Mico Is Focussing On Passenger Car Segment In A Big Way

Updated: Jun 29 2002, 05:30am hrs
With the growth curve in the Indian automobile sector expected to settle down to a moderate level of just over three per cent, key players in the automotive component industry are adopting new strategies to retain existing business as well as to chart newer areas of growth. The auto industry is expected to grow on an average of 3.8 per cent in the 2001-2010 span. In the 1990s the average growth was around 9.5 per cent while in the 80s it hovered around 7.1 per cent. The slowdown in the industry and the sedate phase of growth is having a direct bearing on the fortunes of component makers. Speaking to K P Sethunath of The Financial Express, Motor Industrties Corporation of India (MICO) managing director Andreas Nobis shares his perspectives on the emerging scene of automotive industry in the country.
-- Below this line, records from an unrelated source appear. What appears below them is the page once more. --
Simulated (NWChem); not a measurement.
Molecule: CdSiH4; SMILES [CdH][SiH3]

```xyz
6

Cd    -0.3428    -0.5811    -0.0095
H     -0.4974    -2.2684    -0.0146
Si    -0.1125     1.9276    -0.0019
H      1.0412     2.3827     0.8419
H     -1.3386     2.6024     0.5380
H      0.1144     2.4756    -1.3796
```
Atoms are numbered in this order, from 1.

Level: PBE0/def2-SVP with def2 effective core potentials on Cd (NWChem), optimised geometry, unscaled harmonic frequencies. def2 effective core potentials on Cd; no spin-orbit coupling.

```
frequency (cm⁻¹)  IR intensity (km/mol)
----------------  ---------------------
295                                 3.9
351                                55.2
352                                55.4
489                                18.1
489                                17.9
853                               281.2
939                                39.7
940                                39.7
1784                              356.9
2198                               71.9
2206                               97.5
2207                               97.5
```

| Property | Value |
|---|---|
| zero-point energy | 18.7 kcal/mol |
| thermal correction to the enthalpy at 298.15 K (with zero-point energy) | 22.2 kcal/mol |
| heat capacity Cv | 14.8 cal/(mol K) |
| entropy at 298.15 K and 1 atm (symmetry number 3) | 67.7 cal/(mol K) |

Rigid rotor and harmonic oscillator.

MICO has projected a flat growth for the company in the current year despite signs of revival in the economy. Could you elaborate on this
According to our earlier projections the growth rate for the four-wheeler industry in the country for 2001-10 period was around 4.5 per cent. But we have scaled it down to 3.8 per cent taking into consideration the over all growth in the economy. It is well known that fortunes of automotive industry largely depends upon a faster rate of growth of national income and GDP. Since the GDP growth is pegged at between 5 to 6 per cent we cannot expect the autmoble sector breaching that and growing faster.

For the short term in the current year according to our estimates the passenger car segment is expected to register a growth of 7 per cent plus, commercial vehicles 3 per cent plus. But tractor segment is expected to regsiter a negative growth of 10 per cent.

In your view what are main factors inhibiting the growth of the sector
Unpredictablity in decision making, non-existance of a VAT system, low productivity and inflexible labour laws, regional and communal tensions are some of key factors identified by us as problem areas. These are factors that will impact the long term business and investment plans.

The case of emission standard is one example in this regard. According to the earlier decision the Euro-II standard was to be implemented in the whole country by 2002. But this was postponed to 2005. As a company we invested a good amount to set up a factory in Jaipur to manufacture components to meet the Euro-II standard. But the decision to extend the date had made our investment idle.

I think these issues needed to be attended with a long-term perspective and changing business environment at the global level.

For a company like MICO these could impact us on two ways. We export a significant quantity of our products to the parent firm Bosch. Bosch is having manufacturing centres all over the world and they may find sourcing from India not be as attractive as sourcing from China or Brazil. Product transfer decisions not going in favour of MICO is another worrying factor.

What are the steps taken by the company to overcome these problems
The short term measures include reduced production days, block closures, no over time, no replacement of retirees, freeze on recruitments, VRS scheme to discharge surplus manpower, postponement of investment decisions till the very end.

Increase exports, market share and new products introduction are some of the other steps taken by the company. We are focussing on passenger car segment in a big way and these have shown encouraging results.

At present 70 per cent of MICOs revenue comes from the commercial vehicle segment. With the focus on passenger car could you provide details on the share from this segment to the over all revenue of the company.

It is too early to take a call on specific numbers. But we are introducing new products to cater the segment and this is going to be a key area of focus for the company.

MICO had completed three rounds of share buy-back in the recent past. Do you plan any more buy-backs
No. With the completion of the third buy-back the stake of Bosch in MICO is at 60.5 per cent. The buy-back was mainly to reward the share holders as the slowdown in the economy has compelled us to postpone some of the investment decisions. So we thought that some of the surplus cash will be used to reward our shareholders through the buy-back route. It has nothing to do with the current fashion of de-listing. We have no such plans.

Besides automotive components, MICO has also introduced car audio systems and some other products in the market. How is that doing
Our car audio system Blaupunkt was launched in 1996 and today it is the leading brand in the country. We have also introduced a wide variety of Bosch electric power tools since 1993.

The latest to come from the MICO stable in the country is Terra-25 packaging machine. We hope this machine will evoke good response from the market in the country as it is one of the best in its category in terms of price and performance.